I'm not sure there was a message, at least an intentional one.

This is just a fascinating story about an evil human being who found redemption of sorts with a pious woman whom he loved. When she was taken away from him leaving him with two kids to look after - quite a change in his life's direction from his murdering drunk whoring days - would he still be the man she changed him into? Despite her being gone and no longer directly influencing him, he still maintained the life that she inspired him to live. William Munny is indeed a changed man.

It's also fascinating because we see a man with a killer's reputation who dotes over his kids, grieves for his wife, and won't even cuss, and despite that we are told through other's stories that he is/was a killer of women and children, we *root* for him. Are those stories about William Munny even real? We're not sure, but even if we believe them, we still root for him. Not only fascinating but brilliant as well.

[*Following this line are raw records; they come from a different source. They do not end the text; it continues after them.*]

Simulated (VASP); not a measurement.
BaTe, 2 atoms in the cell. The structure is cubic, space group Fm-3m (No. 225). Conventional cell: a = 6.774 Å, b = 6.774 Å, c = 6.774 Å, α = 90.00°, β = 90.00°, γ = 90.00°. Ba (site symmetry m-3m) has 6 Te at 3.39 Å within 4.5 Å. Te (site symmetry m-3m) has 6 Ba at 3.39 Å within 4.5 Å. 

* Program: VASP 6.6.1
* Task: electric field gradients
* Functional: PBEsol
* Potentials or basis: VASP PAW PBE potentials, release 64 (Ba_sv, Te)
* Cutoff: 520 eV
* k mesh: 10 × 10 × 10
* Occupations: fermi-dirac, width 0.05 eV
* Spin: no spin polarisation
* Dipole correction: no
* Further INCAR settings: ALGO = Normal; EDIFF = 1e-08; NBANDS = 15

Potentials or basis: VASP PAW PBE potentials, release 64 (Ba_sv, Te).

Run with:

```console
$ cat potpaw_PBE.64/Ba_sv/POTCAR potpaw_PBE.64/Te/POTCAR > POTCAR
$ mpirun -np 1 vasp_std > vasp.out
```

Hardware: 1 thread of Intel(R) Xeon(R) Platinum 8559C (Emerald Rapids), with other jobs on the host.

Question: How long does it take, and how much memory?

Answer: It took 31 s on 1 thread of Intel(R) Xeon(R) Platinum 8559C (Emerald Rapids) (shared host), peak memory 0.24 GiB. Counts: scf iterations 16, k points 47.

The shootout ending is shocking on several levels, but it's also shocking because the guy we've been rooting for now reverts back to his old ways after his best friend is killed and we get to see first hand that the stories in fact were not exaggerations after all - but we're still rooting for him!

That "happily ever after" ending? Well, since we're still rooting for the guy (movie rooting isn't the same as real life rooting), we're glad he seems to have once again given up his murdering ways and maybe he lives the rest of his life quietly the way his departed wife would have wanted.

I never read any message in this film, but it this remains one of my favorite movies of all time.